Woods v. Florida

479 U.S. 954 | SCOTUS | 1986

Dissenting Opinion

Justice Marshall, with whom Justice Brennan joins,

dissenting.

Adhering to my view that the death penalty is under all circumstances cruel and unusual punishment forbidden by the Eighth *955and Fourteenth Amendments, I would vacate the judgment of the Florida Supreme Court insofar as it left undisturbed the death sentence imposed in this case. Gregg v. Georgia, 428 U. S. 153, 231 (1976) (Marshall, J., dissenting). Even if I believed, however, that the death penalty could constitutionally be imposed under certain circumstances, petitioner’s youth and mental condition preclude imposition of a sentence of death under the requirements of the Eighth Amendment.

Petitioner Ronald Woods was convicted of first-degree murder and sentenced to death in connection with the stabbing of a guard at the Union Correctional Institution, at which Woods was an inmate. The Florida Supreme Court affirmed petitioner’s conviction and death sentence. 490 So. 2d 24 (1986). Woods was 18 years old at the time of his trial. Id., at 28, n. 7. The evidence submitted to the trial court in mitigation of sentence showed that petitioner had suffered seizures in childhood, and had sustained brain damage. Pet. for Cert. 20. Petitioner’s IQ is reported to be below 73, within the borderline range of mental retardation. Ibid.

I believe that the imposition of capital punishment for crimes committed by juveniles is unconstitutionally cruel punishment forbidden by the Eighth Amendment. “Although ‘[ejrimes committed by youths may be just as harmful to victims as those committed by older persons, . . . they deserve less punishment because adolescents may have less capacity to control their conduct and to think in long-range terms than adults.’” Roach v. Aiken, 474 U. S. 1039 (1986) (Brennan, J., dissenting) (quoting Twentieth Century Fund Task Force on Sentencing Policy Toward Young Offenders, Confronting Youth Crime 7 (1978)); see also Eddings v. Oklahoma, 455 U. S. 104, 115-116 (1982). These considerations are particularly compelling where, as here, the offender’s mental capacities are organically impaired. While the trial court treated petitioner’s youth as a mitigating circumstance, it did not consider whether petitioner’s mental retardation, or the combination of his youth and mental incapacity, presented a circumstance that might foreclose application of the death penalty.

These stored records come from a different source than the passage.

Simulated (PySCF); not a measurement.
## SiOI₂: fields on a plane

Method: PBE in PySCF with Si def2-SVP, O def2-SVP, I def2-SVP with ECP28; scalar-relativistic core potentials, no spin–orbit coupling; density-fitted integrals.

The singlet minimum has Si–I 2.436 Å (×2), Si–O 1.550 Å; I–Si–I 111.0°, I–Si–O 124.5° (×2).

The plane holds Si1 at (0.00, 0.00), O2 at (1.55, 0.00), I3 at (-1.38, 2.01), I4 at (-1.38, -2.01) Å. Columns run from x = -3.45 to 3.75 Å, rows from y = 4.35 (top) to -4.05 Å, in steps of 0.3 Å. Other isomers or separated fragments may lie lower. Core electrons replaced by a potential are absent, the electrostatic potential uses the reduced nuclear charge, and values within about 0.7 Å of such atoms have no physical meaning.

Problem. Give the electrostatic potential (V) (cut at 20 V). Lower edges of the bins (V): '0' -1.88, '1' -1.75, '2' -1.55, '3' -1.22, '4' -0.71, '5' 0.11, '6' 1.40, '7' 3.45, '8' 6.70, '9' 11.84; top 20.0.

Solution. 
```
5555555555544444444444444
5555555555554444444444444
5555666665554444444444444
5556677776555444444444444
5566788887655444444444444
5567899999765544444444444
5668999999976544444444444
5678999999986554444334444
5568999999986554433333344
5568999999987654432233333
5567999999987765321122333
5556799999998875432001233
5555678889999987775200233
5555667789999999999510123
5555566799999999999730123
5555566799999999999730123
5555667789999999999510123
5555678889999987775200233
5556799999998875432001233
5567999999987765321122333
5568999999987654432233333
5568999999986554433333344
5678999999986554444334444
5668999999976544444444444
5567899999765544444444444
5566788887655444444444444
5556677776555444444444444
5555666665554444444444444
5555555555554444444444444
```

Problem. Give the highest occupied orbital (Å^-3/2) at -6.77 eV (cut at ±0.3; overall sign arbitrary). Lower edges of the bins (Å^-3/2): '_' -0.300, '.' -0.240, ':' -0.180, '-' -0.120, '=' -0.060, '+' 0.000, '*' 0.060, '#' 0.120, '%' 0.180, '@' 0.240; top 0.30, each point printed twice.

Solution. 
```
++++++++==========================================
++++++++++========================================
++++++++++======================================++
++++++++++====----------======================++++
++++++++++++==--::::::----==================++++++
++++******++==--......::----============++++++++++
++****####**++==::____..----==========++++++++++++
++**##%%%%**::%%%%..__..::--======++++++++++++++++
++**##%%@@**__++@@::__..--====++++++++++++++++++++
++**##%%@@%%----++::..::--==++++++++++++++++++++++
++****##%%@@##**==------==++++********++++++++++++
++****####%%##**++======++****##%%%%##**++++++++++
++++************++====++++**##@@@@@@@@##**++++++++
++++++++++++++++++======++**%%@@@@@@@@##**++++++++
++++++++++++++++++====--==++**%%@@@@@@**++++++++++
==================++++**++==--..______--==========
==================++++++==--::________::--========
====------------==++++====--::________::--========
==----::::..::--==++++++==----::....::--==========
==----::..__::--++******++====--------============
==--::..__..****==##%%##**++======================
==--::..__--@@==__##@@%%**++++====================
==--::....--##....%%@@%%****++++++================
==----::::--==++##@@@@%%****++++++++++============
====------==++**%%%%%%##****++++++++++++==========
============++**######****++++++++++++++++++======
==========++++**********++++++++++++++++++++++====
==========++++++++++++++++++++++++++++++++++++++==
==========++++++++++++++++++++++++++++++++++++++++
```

The execution of a mentally retarded child in retribution for a crime committed at or before the age of 18 cannot, in my judgment, be reconciled with the requirements of the Eighth Amendment, or with our fundamental commitment to the preservation of human rights. I would grant the petition for certiorari.






Lead Opinion

Sup. Ct. Fla. Certiorari denied.






Dissenting Opinion

Justice Blackmun,

with whom Justice Brennan joins, dissenting.

In view of the presence in the courtroom throughout the trial of a substantial number of uniformed guards (up to as many as 45) and the trial court’s denial of petitioner’s request to clear the courtroom of uniformed spectators, and the failure of the Supreme Court of Florida in its opinion, see 490 So. 2d 24, 26-27 (1986), even to cite this Court’s then recent decision in Holbrook v. Flynn, 475 U. S. 560 (1986), I would grant the petition for cer-tiorari, vacate the judgment below, and remand the case to the Supreme Court of Florida for reconsideration in light of Holbrook.